Vimeo Video Streaming Service

Need To Use a Video Hosting Service?

This article should be of interest to you if you’re looking at building your own site where you’ll be selling access to videos and you want to use a video hosting service rather than self-hosting your videos…

…whether that’s directly or as part of a membership site, for example.

How do you prevent others from stealing your video content and sharing access to your paid content for free?

In the past, when I’ve built sites that had tutorial videos, I’ve hosted the videos on my own webhosting account.

The downside of this is that the more people who look at the videos, the more bandwidth is used along with a greater amount of server resources.

I’ve had sites go down on occasion because too many visitors were watching videos at the same time.

That doesn’t give a good experience to anyone.

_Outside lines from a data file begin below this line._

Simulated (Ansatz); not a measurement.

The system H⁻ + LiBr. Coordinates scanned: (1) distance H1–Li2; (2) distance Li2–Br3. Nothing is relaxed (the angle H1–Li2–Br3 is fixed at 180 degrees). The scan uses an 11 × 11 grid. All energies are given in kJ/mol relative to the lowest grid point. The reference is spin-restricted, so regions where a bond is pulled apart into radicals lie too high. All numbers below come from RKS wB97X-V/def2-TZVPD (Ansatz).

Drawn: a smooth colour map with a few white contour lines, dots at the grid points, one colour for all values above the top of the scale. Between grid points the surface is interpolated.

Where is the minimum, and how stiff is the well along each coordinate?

So I looked at alternative ways of hosting and serving/streaming videos to people/viewers/visitors.

YouTube

YouTube

YouTube was the obvious choice.

Until I looked closer that is.

While anyone can upload a video to YouTube, with new accounts you’re restricted to uploading videos under 20 minutes in length.

That’s not too much of a restriction and one that can be lifted pretty quickly.

The real problem was that once a video is uploaded to YouTube, it’s available publicly.

So if you’re running a membership site where video tutorials are not free to watch, how do you prevent someone from finding your videos for free on YouTube?

There are two ways.

The first is to make your videos “private“.

The person who uploaded the video is the only one who can watch it.

You can share it with whomever you want, but only by specifying their email address.

That makes sharing/embedding a video like this on a site unworkable.

So that option was out.

Next up was making a video “unlisted” on YouTube.

This hides the video from being found via YouTube search but if someone should stumble across the video just trawling through YouTube, the video URL can be shared.

So content can’t be protected by this option either.

So YouTube is a bust as a video webhost for non-free videos.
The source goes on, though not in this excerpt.